The 23-time Grand Slam winner violated the code by receiving coaching gestures during the game. She claimed she never saw these gestures, saying, "I don't cheat to win. I'd rather lose." Then, after missing a shot, Williams smashed her racket in frustration, and Ramos docked her a point. She protested the decision, called him a 'liar' and a 'thief'. "Because I'm a woman, you're going to take this away from me?" she asked, and demanded an apology. The outburst cost Williams the final, and she received a $17,000 fine.
Critics called the penalties sexist because these types of code violations are selectively enforced, and players often passionately argue with officials. For example, at the 2016 French open, Australian player Nick Kyrgios confronted Ramos, yelling, "That's bullsh*t. Are you kidding?" He was given a point penalty, not a game penalty. And at the 2017 French Open, Rafael Nadal threatened Ramos, "Give me the warnings you can, because you will not referee me anymore." He was not given any penalties.
In response to the drama, Australian artist Mark Knight lampooned Williams in a cartoon for The Herald Sun. He portrays Williams as an angry, overweight baby, throwing a temper tantrum during the final. Many people were disgusted by the image. He exaggerated Williams' facial features in a manner reminiscent of racist caricatures of black people during the Jim Crow era. Also, Naomi Osaka, who is of Japanese and Haitian heritage, is depicted as a white woman with blonde hair.
The illustration sparked massive outrage on social media. Twitter user Julie DiCaro asked, "Where was this cartoon for all the men who have broken their rackets over the years?" Knight defended himself by posting a an unflattering cartoon of male tennis player Nick Kyrgios. However, that doesn't explain why he whitewashed Osaka, or portrayed Williams so harshly. She never furiously jumped up and down on her racket.
Harry Potter author J.K. Rowling might have put it best, "Well done on reducing one of the greatest sportswomen alive to racist and sexist tropes and turning a second great sportswoman into a faceless prop."

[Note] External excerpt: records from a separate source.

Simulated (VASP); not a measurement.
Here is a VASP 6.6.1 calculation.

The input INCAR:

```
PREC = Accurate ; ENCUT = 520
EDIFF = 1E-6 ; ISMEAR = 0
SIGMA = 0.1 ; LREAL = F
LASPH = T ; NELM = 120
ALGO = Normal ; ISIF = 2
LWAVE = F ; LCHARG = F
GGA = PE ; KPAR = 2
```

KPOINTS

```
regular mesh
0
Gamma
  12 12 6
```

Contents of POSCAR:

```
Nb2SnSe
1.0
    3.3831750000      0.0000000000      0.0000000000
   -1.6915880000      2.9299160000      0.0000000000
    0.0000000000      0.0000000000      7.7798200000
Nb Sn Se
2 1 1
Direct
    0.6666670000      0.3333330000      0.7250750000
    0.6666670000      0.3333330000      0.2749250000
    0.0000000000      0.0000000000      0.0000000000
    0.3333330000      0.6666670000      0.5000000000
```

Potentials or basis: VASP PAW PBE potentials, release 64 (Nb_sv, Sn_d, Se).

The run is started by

This isn't the first time sexist issues have come up during the Open. A week ago, there was a controversy over Williams' black catsuit. She wore the compression bodysuit because to aid circulation and prevent blood clots during play. Since she had her baby last September, this has been even more of a health issue. However, the president of the French Tennis Federation said outfits like the catsuit "go too far" and "one must respect the game and the place." (So, instead, Williams competed in a tutu and crushed it.)